You are viewing a plain text version of this content. The canonical link for it is here.
Posted to c-dev@xerces.apache.org by David Hoffer <da...@iserv.net> on 2002/11/23 01:04:24 UTC

DOM search optimization questions

I have the following DOM structure.  My application has to make repeated
requests to find the Label element value for each Patch element in a Side
element.  I may have up to 2000 Patches per Side.  All my application knows
is the Side Index and the RowIndex & ColIndex.  Because these are
attributes, I am getting a list of Patch elements and then for each Patch, I
get the list of attributes and then I read each attribute value to see if it
matches the one I am looking for.

Needless to say, this is in-efficient.  My requests take quite a long time
on a fast PC.  I am wondering if I either have bad search code(see below) or
should I not store the data this way?  I have control over both.  It seems
it would be faster to search if I changed the Patch element name to contain
the RowIndex and ColIndex, such as Patch_Row#_Col#.

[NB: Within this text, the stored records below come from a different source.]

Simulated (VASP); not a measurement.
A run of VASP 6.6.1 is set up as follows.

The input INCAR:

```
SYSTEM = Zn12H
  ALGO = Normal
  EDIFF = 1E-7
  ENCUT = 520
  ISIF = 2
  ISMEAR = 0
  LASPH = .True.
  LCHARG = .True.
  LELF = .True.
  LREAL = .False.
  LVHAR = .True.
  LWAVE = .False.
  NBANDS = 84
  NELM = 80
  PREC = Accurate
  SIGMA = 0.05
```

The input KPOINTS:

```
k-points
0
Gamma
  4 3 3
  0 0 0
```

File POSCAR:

Can anyone give me some insight into the best way of handling this problem?

<Side Index="0">
	<NumRows>21</NumRows>
	<NumCols>55</NumCols>
	<Patch RowIndex="20" ColIndex="0">
		<Label>1101</Label>
	</Patch>
	<Patch RowIndex="20" ColIndex="1">
		<Label>1102</Label>
	</Patch>
	<Patch RowIndex="20" ColIndex="2">
		<Label>1103</Label>
	</Patch>
...lots more Patch elements...
</Side>
<Side Index="1">
	<NumRows>21</NumRows>
	<NumCols>55</NumCols>
	<Patch RowIndex="20" ColIndex="0">
		<Label>1101</Label>
	</Patch>
	<Patch RowIndex="20" ColIndex="1">
		<Label>1102</Label>
	</Patch>
	<Patch RowIndex="20" ColIndex="2">
		<Label>1103</Label>
	</Patch>
...lots more Patch elements...
</Side>
...lots more Side elements...

Code...
DOMNode* CTarget::GetPatchNode(DOMNode* pSideNode, int iRowIndex, int
iColIndex)
{
	DOMNodeList* pPatchNodeList =
((DOMElement*)pSideNode)->getElementsByTagNameNS(NULL, L"Patch");
	if (pPatchNodeList)
	{
		int iNumPatchNodes = pPatchNodeList->getLength();

		for (XMLSize_t p=0; p<iNumPatchNodes; p++)
		{
			DOMNode* pPatchNode = pPatchNodeList->item(p);
			if (pPatchNode)
			{
				bool bRowFound = false;
				bool bColFound = false;

				DOMNamedNodeMap* pDOMNamedNodeMap = pPatchNode->getAttributes();

				int iNumAttributes = pDOMNamedNodeMap->getLength();

				for (XMLSize_t a=0; a<iNumAttributes; a++)
				{
					DOMNode* pDOMNode = pDOMNamedNodeMap->item(a);
					if (pDOMNode)
					{
						const XMLCh* pwszNodeName = pDOMNode->getNodeName();

						if (wcscmp(L"ColIndex", pwszNodeName) == 0)
						{
							const XMLCh* wszNodeValue = pDOMNode->getNodeValue();
							ASSERT(wszNodeValue);

							if (_ttoi(wszNodeValue) == iColIndex)
								bColFound = true;
							else
								break;
						}

						if (wcscmp(L"RowIndex", pwszNodeName) == 0)
						{
							const XMLCh* wszNodeValue = pDOMNode->getNodeValue();
							ASSERT(wszNodeValue);

							if (_ttoi(wszNodeValue) == iRowIndex)
								bRowFound = true;
							else
								break;
						}

						if (bRowFound && bColFound)
							return pPatchNode;
					}
				}
			}
		}
	}

	return NULL;
}


---------------------------------------------------------------------
To unsubscribe, e-mail: xerces-c-dev-unsubscribe@xml.apache.org
For additional commands, e-mail: xerces-c-dev-help@xml.apache.org


Re: DOM search optimization questions

Posted by Gareth Reakes <ga...@decisionsoft.com>.
Hi,

	Ive added a couple of comments below. Its worth trying 
DOMNodeFilter. You could write one with the filtering criteria in it. I'm 
not sure how much faster it would be.


Gareth

> Needless to say, this is in-efficient.  My requests take quite a long time
> on a fast PC.  I am wondering if I either have bad search code(see below) or
> should I not store the data this way?  I have control over both.  It seems
> it would be faster to search if I changed the Patch element name to contain
> the RowIndex and ColIndex, such as Patch_Row#_Col#.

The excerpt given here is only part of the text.